Be it enacted by the Legislature of West Virginia:
That the Code of West Virginia, 1931, as amended, be amended by adding thereto a new article, designated §21A-12-1, §21A-12-2, §21A-12-3, §21A-12-4, §21A-12-5, §21A-12-6, §21A-12-7, §21A-12-8, §21A-12-9, §21A-12-10, §21A-12-11, §21A-12-12 and §21A-12-13, all to read as follows:
ARTICLE 12. VALUED EMPLOYEE RETENTION PROGRAM.
As used in this article:
(1) “Affected unit” means a specified plant, department, shift, or other definable unit which includes two or more workers to which an approved program plan applies.
(2) “Commissioner” means the Commissioner of the Bureau of Employment Programs.
(3) “Health and retirement benefits” means employer-provided health benefits, and retirement benefits under a defined benefit pension plan (as defined in section 414(j) of the Internal Revenue Code) or contributions under a defined contribution plan (defined in section 414(i) of such code), which are incidents of employment in addition to the cash remuneration earned.
(4) "Participating employee" means an employee who works a reduced number of hours under an approved program plan.
(5) "Participating employer" means an employer who has a program plan.
(6) “Program” means the “Valued Employee Retention” program created in section two;
(7) "Program benefits" means unemployment benefits payable to employees in an affected unit under an approved program plan, as distinguished from the unemployment benefits otherwise payable under the unemployment compensation law.
(8) “Program plan” means a plan submitted by an employer, for approval by the commissioner, under which the employer requests the payment of program benefits to workers in an affected unit of the employer to avert layoffs.
(8) “Usual weekly hours of work” means the usual hours of work for full-time or part-time employees in the affected unit when that unit is operating on its regular basis, not to exceed forty hours and not including hours of overtime work.
(9) “Unemployment insurance” means the unemployment benefits payable under the state unemployment compensation law other than the Valued Employee Retention program and includes any amounts payable pursuant to an agreement under any federal law providing for compensation, assistance, or allowances with respect to unemployment.

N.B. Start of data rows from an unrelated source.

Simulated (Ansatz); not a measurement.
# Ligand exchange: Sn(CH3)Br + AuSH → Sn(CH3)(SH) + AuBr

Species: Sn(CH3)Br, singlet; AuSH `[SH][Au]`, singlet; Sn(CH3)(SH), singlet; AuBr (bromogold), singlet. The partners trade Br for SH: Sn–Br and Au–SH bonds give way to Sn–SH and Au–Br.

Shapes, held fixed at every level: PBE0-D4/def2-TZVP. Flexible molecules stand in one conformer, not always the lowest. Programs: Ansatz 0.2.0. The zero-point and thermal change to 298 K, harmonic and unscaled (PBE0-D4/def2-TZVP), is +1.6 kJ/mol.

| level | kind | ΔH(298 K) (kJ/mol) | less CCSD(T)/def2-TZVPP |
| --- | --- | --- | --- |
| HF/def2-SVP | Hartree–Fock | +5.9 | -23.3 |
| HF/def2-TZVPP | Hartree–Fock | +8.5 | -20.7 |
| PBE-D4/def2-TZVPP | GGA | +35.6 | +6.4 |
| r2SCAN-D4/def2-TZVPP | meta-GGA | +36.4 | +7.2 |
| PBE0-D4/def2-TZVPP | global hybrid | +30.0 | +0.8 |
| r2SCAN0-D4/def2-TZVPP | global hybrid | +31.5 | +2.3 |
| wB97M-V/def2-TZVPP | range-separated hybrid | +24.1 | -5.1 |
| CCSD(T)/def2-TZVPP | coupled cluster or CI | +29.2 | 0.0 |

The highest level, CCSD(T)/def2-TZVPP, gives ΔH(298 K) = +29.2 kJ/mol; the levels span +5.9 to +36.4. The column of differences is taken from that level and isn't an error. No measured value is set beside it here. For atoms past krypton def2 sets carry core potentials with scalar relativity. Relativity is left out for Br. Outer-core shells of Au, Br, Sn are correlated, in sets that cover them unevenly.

§21A-12-2. Creation of the Valued Employee Retention Program.
(a) The "Valued Employee Retention" program is created. The Valued Employee Retention program is a short-time compensation program in which an employer who participates in the program reduces the number of hours worked by the employees of the employer in lieu of layoffs. The Valued Employee Retention program is a completely voluntary program and an employer is under no obligation to participate.
(b) The commissioner shall enforce the requirements of the Valued Employee Retention program in the same manner as the commissioner enforces the requirements of this chapter, including the applicable provisions of article ten.
§21A-12-3. Application to participate in the Valued Employee Retention program.
(a) An employer wishing to participate in the program shall submit a signed written program plan to the commissioner for approval.
(b) The commissioner shall develop an application form to request approval of a short-time compensation plan and an approval process.
(c) The application shall include:
(1) The affected unit (or units) covered by the plan, including the number of full-time or part-time workers in such unit, the percentage of workers in the affected unit covered by the plan, identification of each individual employee in the affected unit by name, social security number and the employer’s unemployment tax account number and any other information required by the commissioner to identify plan participants.
(2) Certification by the employer that it has obtained the written approval of any applicable collective bargaining representative and has notified all affected employees who are not in a collective bargaining unit of the proposed program plan.
(3) A description of how workers in the affected unit will be notified of the employer’s participation in the program plan if the application is approved, including how the employer will notify those workers in a collective bargaining unit as well as any workers in the affected unit who are not in a collective bargaining unit. If the employer will not provide advance notice to workers in the affected unit, the employer shall explain in a statement in the application why it is not feasible to provide the notice.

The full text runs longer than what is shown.